Phil Go, CIO at Barton Malow Co., talks about how IT workers fit into a major construction firm.
Being in the construction field, is there anything unique about your actual workplace?
"We just moved to a new headquarters designed by our internal architectural firm and built by Barton Malow, and it's a showcase of what we do well. When you walk in the building, there's a four-story atrium, and it's so bright - especially in winter, when we're lucky to get a couple hours of sunshine. We also face the wetlands, with a long boardwalk that allows you to enjoy it.
"The building was also designed with a telephony infrastructure that uses IP, so when people leave me a voice mail or send a fax, I get it in my in-box."
What are the most critical systems supported or developed by your department?
"One is our project management system. We have two versions: [application service provider]-driven and internally hosted. The second is our job-costing system, which is specific to the construction industry. Whenever either of those systems has a small hiccup, it's the end of the world."
What's unique about your IT department?
"Part of our IT strategy is to be the best there is in the construction industry, which tends to be a bit stodgy when it comes to technology. We just finished putting together a data collaboration system using PictureTel technology. Not only can you see each other when you talk on the phone, but there's [also] a second monitor that's a PC, which allows project managers and marketing people to collaborate on things like proposal development. It's impressive to clients."
How would you describe the pace of the work?
"Extremely hectic but fun. You have to do whatever it takes to get the job done, within reason. One thing I pride myself on, though, is I'm very sensitive toward peoples' personal lives. For me, work is not a place - it's an activity. You don't have to be in the office to get your work done."
How would you describe the overall culture of IT at your company?

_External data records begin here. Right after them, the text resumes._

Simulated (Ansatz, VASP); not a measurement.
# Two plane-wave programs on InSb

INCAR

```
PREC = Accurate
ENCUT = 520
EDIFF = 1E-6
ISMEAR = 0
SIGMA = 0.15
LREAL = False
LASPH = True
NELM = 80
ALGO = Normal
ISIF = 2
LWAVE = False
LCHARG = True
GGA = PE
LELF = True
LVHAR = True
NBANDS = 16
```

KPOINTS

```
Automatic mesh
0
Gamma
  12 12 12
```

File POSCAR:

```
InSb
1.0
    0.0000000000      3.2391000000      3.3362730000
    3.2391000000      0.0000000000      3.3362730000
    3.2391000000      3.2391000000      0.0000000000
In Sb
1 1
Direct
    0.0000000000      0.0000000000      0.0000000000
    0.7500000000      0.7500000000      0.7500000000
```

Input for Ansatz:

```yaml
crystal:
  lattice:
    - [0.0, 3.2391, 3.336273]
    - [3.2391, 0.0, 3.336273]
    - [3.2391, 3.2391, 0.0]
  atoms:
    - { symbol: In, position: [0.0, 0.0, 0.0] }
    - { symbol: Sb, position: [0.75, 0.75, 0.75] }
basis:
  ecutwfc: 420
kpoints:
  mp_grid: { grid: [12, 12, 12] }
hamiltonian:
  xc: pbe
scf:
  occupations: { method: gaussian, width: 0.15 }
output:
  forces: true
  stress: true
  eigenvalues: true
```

"Somewhere in between casual and formal. A few years ago, Barton Malow was a very conservative firm, and people dressed that way. When I started, the IT staff asked me if we could go to business-casual dress, and we were able to do that. But we're not too formal - the leaders here are very approachable, and we foster an environment that makes it a fun place. We do things outside of work - I got married a year and a half ago, and I invited the entire staff."
What aspect of work do you look forward to each day?
"It's very rewarding when you introduce a new type of technology to a stodgy company and see the light bulb go on, even though it sometimes takes three or four tries before they say, 'Oh, this makes sense.' " What aspect do you dread each day? "The corollary - that sometimes it takes three or four times for them to get it. That can be frustrating."